Most of the Japanese in Riverside at that point were originally from either of two prefectures (administrative districts) in Japan, Wakayama-ken or Fukuoka-ken, and two additional associations based on prefectural origin were formed in Riverside-the Wakayama kenjin-kai and the Fukuoka kenjin-kai. These institutions served a social function (sponsoring get-togethers like picnics), whereas the Japanese Association also created a bridge to local non-Japanese business concerns (Wong 1977: 22). By 1910, Riverside had about five hundred year-round Japanese residents, including seventy women and twenty-five children. Japanese-owned businesses included two grocery stores, four pool halls, two barbershops, two rooming houses, one hotel, two bicycle shops, three restaurants, one tobacco shop, one confectionary, two labor contractors,, three employment agencies, one fish market, and one tailor (op. cit. 23). There was a small concentration of Japanese businesses in downtown Riverside near University Avenue and Main Street and another on Fourteenth Street near the railroad tracks.
During this same period, anti-Japanese hostility sometimes flared up when White laborers feared economic competition. In 1896, for instance, a group of White laborers attacked some thirty Japanese laborers and drove them out of town. Similar incidents took place in the nearby cities of Redlands, Rialto, Highland, Upland, Cucamonga, and Corona between 1895 and 1905 (op. cit. 36).
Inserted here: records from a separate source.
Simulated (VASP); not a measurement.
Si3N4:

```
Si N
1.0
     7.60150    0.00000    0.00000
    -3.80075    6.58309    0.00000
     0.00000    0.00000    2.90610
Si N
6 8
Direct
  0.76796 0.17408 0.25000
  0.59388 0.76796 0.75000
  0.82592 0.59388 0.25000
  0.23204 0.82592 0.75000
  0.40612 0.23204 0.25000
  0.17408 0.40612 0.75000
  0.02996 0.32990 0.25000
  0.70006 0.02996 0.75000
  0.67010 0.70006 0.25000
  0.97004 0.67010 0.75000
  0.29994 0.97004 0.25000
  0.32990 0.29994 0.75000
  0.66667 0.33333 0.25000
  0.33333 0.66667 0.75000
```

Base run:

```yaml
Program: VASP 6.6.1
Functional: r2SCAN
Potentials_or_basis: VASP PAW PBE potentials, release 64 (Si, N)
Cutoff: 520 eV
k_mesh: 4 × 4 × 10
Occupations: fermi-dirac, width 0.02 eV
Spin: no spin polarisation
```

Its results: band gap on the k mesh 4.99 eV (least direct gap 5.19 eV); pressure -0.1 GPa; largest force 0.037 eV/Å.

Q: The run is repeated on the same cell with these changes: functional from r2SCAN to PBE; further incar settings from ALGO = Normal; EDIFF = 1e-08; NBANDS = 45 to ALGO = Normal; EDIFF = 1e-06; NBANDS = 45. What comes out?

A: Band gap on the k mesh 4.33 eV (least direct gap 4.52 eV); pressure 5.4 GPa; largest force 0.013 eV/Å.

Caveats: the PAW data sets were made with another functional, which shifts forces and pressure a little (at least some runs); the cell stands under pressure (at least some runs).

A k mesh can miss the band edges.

During this same decade, a remarkable Japanese businessman named Ulysses Shinsei Kaneko put down roots in Riverside. In 1896, he became a naturalized American citizen-the first Japanese in the Inland Empire of Southern California to do so. He was the first Japanese to buy land in Riverside -twenty acres for $60 per acre in April 1897; he planted orange trees. In 1899 he helped to purchase the land for the Japanese Methodist Church, which was built between 1901-02, and he served as its co-founder. He was the first president of the Riverside Japanese Association, worked as an auditor for the City of Riverside, served as a translator in the courts, served on a Grand Jury, and by 1910 had been elected to the Riverside Chamber of Commerce Board of Directors. His restaurant on University Avenue catered mainly to White customers (including city officials, for whom he maintained a private back room), and-no doubt with the help of his highly-placed White associates-operated a labor camp that supplied Japanese workers to the railroads and to the citrus plantations. If Kaneko was a bit anomalous (the vast majority of the Japanese in Riverside were laborers), he certainly managed to go far. Sociologist Morrison Wong has speculated that Kaneko and in fact much of the Japanese community in Riverside was more readily accepted by White Riversiders because they were Christian, and their church had a vital social, cultural, and political role in their community. Although some of the Japanese in Riverside were Buddhists, a Buddhist temple was never established, so non-Japanese Riversiders-who were almost entirely Christian-did not perceive immigrant Japanese as foreign in this additional and (so often) troubling way (op. cit. 42-49).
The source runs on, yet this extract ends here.